One of my favorite generalities is that we should never speak in generalities.
Generally. But here are two anyway:
The 74 million people who voted for Trump last November did not give a damn about bipartisanship or compromise, but simply wanted the creepy president to continue his creepy presidency.
The 81 million people who voted for Biden last November did not give a damn about bipartisanship or compromise, but simply wanted the creepy president to vacate his creepy presidency.
I have scant and highly unconvincing proof for those generalities, except this: I voted for Joe Biden, and the last thing on my mind when I mailed in that ballot was that Mr. Biden could effect compromise with his Republican colleagues.
Like others, I knew from years of observing Mitch McConnell that the Republicans accepted compromise the way criminals accept prison reform—if there's a chance it can help them get out, they're all in; otherwise, they can continue as criminals.
Which leads me, circuitously, to Joe Manchin and Kyrsten Sinema and their fetishistic attachment to bipartisanship, even in the face of Republican leaders' attempts to shred our voting rights—a trademark of Republican politics since last November...and for the fifty years prior. If Manchin and Sinema know their history, they remember the irony of post-Civil War Democrats attempting similar tactics until the anti-slavery Republicans executed a few end runs and made it easier for people of color to participate in the democracy.
Today the roles are reversed, of course, but the partisan nomenclature is irrelevant. If the modern-day state-level Republicans fulfill their mission to abrogate voting rights, historians—and generations to come—will barely note that a few Democrats, who could have prevented it, chose instead to maintain some phantasmic "integrity of the Senate." They'll simply know that the Democrats dropped the ball. Besides, integrity of the Senate has become either an oxymoron or a comedic punchline. It's a myth that has been dissolving since Newt Gingrich made dissension mandatory, reached a temporary nadir with Merrick Garland's Supreme Court non-appointment, then sunk to the bottom in the weeks and months following the January 6 insurrection. Manchin and Sinema certainly know this.

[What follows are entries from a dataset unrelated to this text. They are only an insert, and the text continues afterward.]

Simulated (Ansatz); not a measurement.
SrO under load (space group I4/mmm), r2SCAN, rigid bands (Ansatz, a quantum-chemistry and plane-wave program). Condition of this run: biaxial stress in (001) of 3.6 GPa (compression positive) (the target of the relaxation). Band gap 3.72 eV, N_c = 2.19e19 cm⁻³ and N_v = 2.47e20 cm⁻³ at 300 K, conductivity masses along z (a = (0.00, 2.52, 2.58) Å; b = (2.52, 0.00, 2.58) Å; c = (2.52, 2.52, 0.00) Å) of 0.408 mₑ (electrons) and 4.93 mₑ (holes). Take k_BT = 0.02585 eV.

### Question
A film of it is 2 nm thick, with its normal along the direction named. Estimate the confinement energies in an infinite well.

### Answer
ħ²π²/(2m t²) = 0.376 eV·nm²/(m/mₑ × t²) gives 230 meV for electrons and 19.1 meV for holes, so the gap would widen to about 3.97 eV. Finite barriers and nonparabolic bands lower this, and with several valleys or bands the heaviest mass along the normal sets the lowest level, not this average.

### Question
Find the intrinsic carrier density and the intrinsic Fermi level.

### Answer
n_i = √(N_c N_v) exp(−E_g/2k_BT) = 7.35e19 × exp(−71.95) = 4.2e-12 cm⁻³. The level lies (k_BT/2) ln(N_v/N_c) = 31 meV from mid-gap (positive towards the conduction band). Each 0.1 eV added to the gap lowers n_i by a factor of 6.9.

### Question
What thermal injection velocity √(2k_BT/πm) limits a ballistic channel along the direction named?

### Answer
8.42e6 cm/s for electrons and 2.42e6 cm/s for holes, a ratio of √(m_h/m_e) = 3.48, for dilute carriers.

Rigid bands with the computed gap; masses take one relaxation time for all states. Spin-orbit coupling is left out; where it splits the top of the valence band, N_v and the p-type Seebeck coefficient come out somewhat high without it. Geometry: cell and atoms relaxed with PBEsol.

And they also know that the 13th, 14th, and 15th Amendments were partisan victories but are no less significant for that. These days when some bill reaches the Senate floor with bipartisan support, we seem to think we have found the grail. We haven't. Bills that become laws that benefit most American citizens are worthy of our praise, irrespective of the journey. Laws that work against that—the Republican attack on voting rights, for instance. demand utilizing whatever methods necessary to derail them.
It may already be too late to undo voting restrictions since the sheer number of state statutes will require laborious attention, but waiting around for bipartisan agreement is tantamount to throwing our hands in the air and giving up. Most Democrats understand the gravity of this situation, but unless all of them do, America stands to relinquish the one aspect that defines a participatory democracy: participation.